Let’s be honest. Being a mom, especially a homeschool mom, is a huge responsibility. The physical effort is only about 25% of the job. The rest is the invisible, unseen mental gymnastics that constantly occupy our thoughts.
Should I take advantage of this curriculum while it’s on sale even though we won’t need it until next year? Am I assigning too many math problems for a middle schooler? Or not enough? It’s already November and we’ve only completed two weeks worth of our history curriculum. What should I do about that, going forward?
Homeschooling is not for the intellectually lazy. And we all experience days where the decisions, plans, and questions threaten to overload and overwhelm us.
Recently, there’s been quite a bit of talk about a mother’s mental workload. It seems the general consensus is that women have to bear an unfair mental burden in the arena of motherhood.
Some writers suggest that this imbalance is due to social constructs. Culture teaches men that they don’t have to worry about the needs of the children and the household, because someone else will take care of that.
Is that really what’s going on? Let’s explore that, shall we?
A Grain of Truth
First, I want to start by acknowledging that there are homes where Dad is not involved in the raising of the children. He has mentally assigned that to his wife. That’s woman’s work, he tells himself.
In other homes, Dad may believe that he should be involved but behaves more like a babysitter or mother’s helper. He’s content to do odd jobs in support of the parenting responsibility. But he’s not aware enough of the children’s needs to take care of them without being asked.
Yes, these are situations that need addressing and I’ll share some thoughts in a moment about how to approach this in your home. But I suspect that there are a lot of homes in which something else is really at the root of mom’s frustration.
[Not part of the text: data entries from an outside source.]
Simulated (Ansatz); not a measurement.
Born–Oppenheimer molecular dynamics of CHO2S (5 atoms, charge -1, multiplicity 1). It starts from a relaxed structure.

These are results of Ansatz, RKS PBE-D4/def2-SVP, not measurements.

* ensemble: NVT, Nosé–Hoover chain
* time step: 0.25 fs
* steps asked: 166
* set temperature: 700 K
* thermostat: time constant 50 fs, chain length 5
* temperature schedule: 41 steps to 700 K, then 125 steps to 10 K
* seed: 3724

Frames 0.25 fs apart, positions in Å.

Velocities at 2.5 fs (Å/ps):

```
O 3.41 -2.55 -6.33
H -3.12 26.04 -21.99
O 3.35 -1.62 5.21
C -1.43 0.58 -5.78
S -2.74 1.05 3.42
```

What’s the Measure of Unfair?
Yes, being a mom is a huge job. My mother tells me that once you have children, you never really stop caring about them, worrying for them, and thinking about them. So far, my experience has proved this out. The mental burden of being a mom can be overwhelming at times!
But how do you go about determining if you are carrying an “unfair” burden? Perhaps you can list lots of things that you think and worry about on a daily basis that aren’t even on your husband’s radar. Does that necessarily mean that he’s not as involved as he should be?
What if he also has lots of things on his radar that aren’t on yours? Of course you can enumerate more of your own cares and concerns than your husband’s; you live inside your own head, not his!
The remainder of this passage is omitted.